Delhi High Court Rejects Third Petition to Remove Arvind Kejriwal as Chief Minister, Labels it a ‘Publicity Interest Petition’

The Delhi High Court had some stern words for a former member of the Aam Aadmi Party (AAP), Sandeep Kumar, who tried to get Arvind Kejriwal ousted as Chief Minister (CM) of Delhi. Kumar’s move came after Kejriwal got arrested by the Enforcement Directorate (ED) in a money laundering case linked to the Delhi excise policy scam.

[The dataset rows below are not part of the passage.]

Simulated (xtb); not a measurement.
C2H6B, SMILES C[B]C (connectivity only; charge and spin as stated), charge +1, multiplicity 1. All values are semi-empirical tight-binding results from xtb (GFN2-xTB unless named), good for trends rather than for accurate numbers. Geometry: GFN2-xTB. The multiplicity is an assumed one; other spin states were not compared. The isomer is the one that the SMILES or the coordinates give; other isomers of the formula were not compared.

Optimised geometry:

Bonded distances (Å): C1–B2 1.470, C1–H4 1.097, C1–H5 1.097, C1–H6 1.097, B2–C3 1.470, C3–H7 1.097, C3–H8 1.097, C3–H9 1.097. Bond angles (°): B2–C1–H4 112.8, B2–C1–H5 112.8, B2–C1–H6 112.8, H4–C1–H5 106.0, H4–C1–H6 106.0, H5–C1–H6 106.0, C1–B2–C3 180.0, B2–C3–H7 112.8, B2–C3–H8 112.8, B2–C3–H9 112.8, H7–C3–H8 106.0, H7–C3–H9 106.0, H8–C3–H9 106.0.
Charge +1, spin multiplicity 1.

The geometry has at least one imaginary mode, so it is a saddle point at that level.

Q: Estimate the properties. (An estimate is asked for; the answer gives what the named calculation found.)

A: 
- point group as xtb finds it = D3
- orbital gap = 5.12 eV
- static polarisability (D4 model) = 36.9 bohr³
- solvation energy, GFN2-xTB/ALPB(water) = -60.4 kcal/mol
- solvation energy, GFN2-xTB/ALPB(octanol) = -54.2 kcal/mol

The Court wasn’t too pleased with Kumar’s petition, especially since two similar ones had already been thrown out earlier by the High Court. Justice Subramonium Prasad, the judge overseeing the case, criticized Kumar for wasting the Court’s time with what he called a “publicity interest petition.” He even suggested that Kumar should be slapped with hefty fines for his actions.

This wasn’t the first time the Court had to deal with attempts to remove Kejriwal from his position. Just a few days before Kumar’s attempt, another person named Surjit Singh Yadav had filed a similar petition, but that too was rejected. The Court had then emphasized that such matters are usually left for the executive and the President to handle, not the Court.

Then came another attempt from Vishnu Gupta, the president of the Hindu Sena, who also tried to get Kejriwal ousted. But the Court wasn’t swayed and essentially said that it’s up to Kejriwal himself whether he wants to continue as CM or not. However, they hinted that sometimes personal interests need to take a backseat to national interests.

Now, Kumar’s petition was the third of its kind. He argued that Kejriwal, despite being unfit for the job, was still holding onto the position of CM, causing all sorts of problems, including constitutional complications and violating people’s Right to Life in Delhi.

Kumar wanted the Court to issue what’s called a “writ of quo warranto” against Kejriwal. This basically means demanding Kejriwal to prove why he should be allowed to hold the position of CM under the Constitution. Kumar then asked for Kejriwal to be removed from his office, whether it’s with or without looking back at his past actions.

In simpler terms, the Court was not amused by Kumar’s attempt to remove Kejriwal as CM, especially since similar attempts had already been shut down before. They made it clear that such matters are usually left to the executive branch, not the courts. So, for now, Kejriwal remains the CM of Delhi, and Kumar’s efforts didn’t get him very far.